There’s a famous proverbial saying about music criticism, that it’s like “dancing about architecture.” The same challenge applies to anyone writing about A Midsummer Night’s Dream. Trying to describe it is like pinning a fluttering butterfly against the wall. The play’s effect is musical as much as dramatic, its register lyric, its form elegant and dancelike.

Structurally speaking, Midsummer’s two halves mirror each other, like a palindrome. We begin in the Athenian court, with Theseus sorting the competing claims of four young lovers as he prepares to wed Hippolyta. We next meet the “rude mechanicals,” Athenian working-men rehearsing a play for Theseus’ nuptials. Thirdly, we enter the forest, a fairyland into which the lovers and mechanicals stumble. Coming out of the forest, the play proceeds in reverse order: we see a short scene with the mechanicals and end back at the Athenian court with the promised wedding rites, transformed unfathomably from their first reference into the mechanicals’ play, “Pyramus and Thisbe.”

Shakespeare thus telescopes us into and out of the dreamlike world of the forest, mediating from the most formal level of civilization (Theseus’ court) to the everyday (the Mechanicals’ rehearsal room) to the natural world (the magical forest). This last, “green world” is the theatre in its purest form: it hosts a series of magical metamorphoses and is described in such hyperbolic language that it has proven impossible for directors to illustrate completely. It is Shakespeare’s own ingenious adaptation of the empty Elizabethan stage, a world limited only by the imaginations of the playwright, his company, and his audience. Which is to say, limitless.

“The best in this kind are but shadows,” Theseus says to Hippolyta, referring specifically to the mechanicals’ play, and more generally to the theatre itself, “and the worst are no worse, if imagination amend them.” “It must be your imagination then,” Hippolyta replies, “and not theirs.” In other words, the theatre upon the imaginations of its creators and spectators, rather than the finery of its stage dressing, to cast its magic spell.

Another name for this kind of layered structure is the palimpsest. The word comes from the Latin palimpsestus, “scraped clean and used again.” The Romans wrote on wax tablets (palimpsests), which were erased, or “scraped clean,” and written over. On Latin lesson books, old meanings, like the natural order undergirding society, or the imagination lying beneath the conscious mind, were often visible in ghostly echoes. In the medieval era, layered, palimpsestic structures were used in religious dramas depicting spiritual journeys, such as the stations of the cross, the pilgrim’s progress, or a saint’s life. On the one hand, it is exceedingly odd that Shakespeare should adapt this structure for A Midsummer Night’s Dream, a secular play that functions mostly as a comedy. But it’s precisely this palindromic stripping-away that helps to explain the play’s curiously intense power, and Shakespeare’s palimpsestic method of overwriting his source materials provides harmony to the dissonances of its world.
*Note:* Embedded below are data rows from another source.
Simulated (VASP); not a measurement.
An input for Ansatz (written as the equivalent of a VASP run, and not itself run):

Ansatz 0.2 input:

A Midsummer Night’s Dream was written during Shakespeare’s “lyric period” between 1592 and 1596, an extraordinarily stretch in which he also wrote Richard II, Romeo and Juliet, and epic poems such as “The Rape of Lucrece” and “Venus and Adonis.” He had begun, most likely, the sequence of sonnets addressed to “the beautiful youth.” Collectively, these works are unlike anything that had been seen or read in English literature. Written in some of the most beautiful verse in the English language, they unite such disparate strands as Ovidian mythology, medieval tradition, and psychologically modern portraits of individuals adrift in an unknowable world. They are a young writer’s works, teeming with the spirit of invention, and they are almost postmodern in their virtuosic conflation of high and low source material.

In A Midsummer Night’s Dream, for example, Puck is identified with Robin Goodfellow, a mischievous spirit from popular folklore, but he also functions within the play as Cupid, the classical archer who curses mortals with irrational love. Doubling as Philostrate at the end of the action, Puck serves as Theseus’ Master of Revels, an Elizabethan functionary who reviews the Mechanicals’ play and approves it for Theseus. Titania and Hippolyta, the Fairy and Amazon Queens, respectively, evoke both Venus and Diana, yoking the hedonistic goddess of love to the virginal goddess of the moon. Similarly, Bottom, an Athenian weaver, wears the ass-head of a medieval mummer in the world of the forest. After performing the role of the Romeo-like Pyramus before the Duke, he leads the company in a bergomask, a dance associated with the Harlequin of the commedia dell’ arte, who like Bottom is also a rustic fool.

Bottom’s most profound echo, the moment when Shakespeare’s palimpsestic method comes closest to its medieval sense of a spiritual journey, is when he wakes up in the forest and tries to remember the details of his dream. Of all the mortals in the play, the lowly weaver is the one who comes closest to remembering the mystic fairy world. He speaks haltingly, and in his confused senses Shakespeare translates nonsense into the sublime, evoking uncannily the experience of dream: “The eye of man hath not heard, the ear of man hath not seen, man’s hand is not able to taste, his tongue to conceive, nor his heart to report what my dream was!”

This is Shakespeare’s gloss on Paul’s first epistle to the Corinthians. “The eye hath not seen, the ear heard, neither have entered into the heart of man the things which God hath prepared for them that love Him.” Paul concludes this sermon by trying to describe the limits of the spiritual experience, but he finds only depths. “The Spirit searcheth all things, yea, the deep things of God.” I believe that Shakespeare encountered this last phrase in the Tyndale New Testament of 1526. The most popular book in Elizabethan England, the Tyndale translates “the deep things of God” as “the bottom of God’s secrets.” And so, in Bottom’s vision, the theatrical dream evokes the bottomless apprehension of the divine itself. It is little wonder the effect of this play is so hard to describe. It is about, and makes one feel, nothing less than indescribable sensations.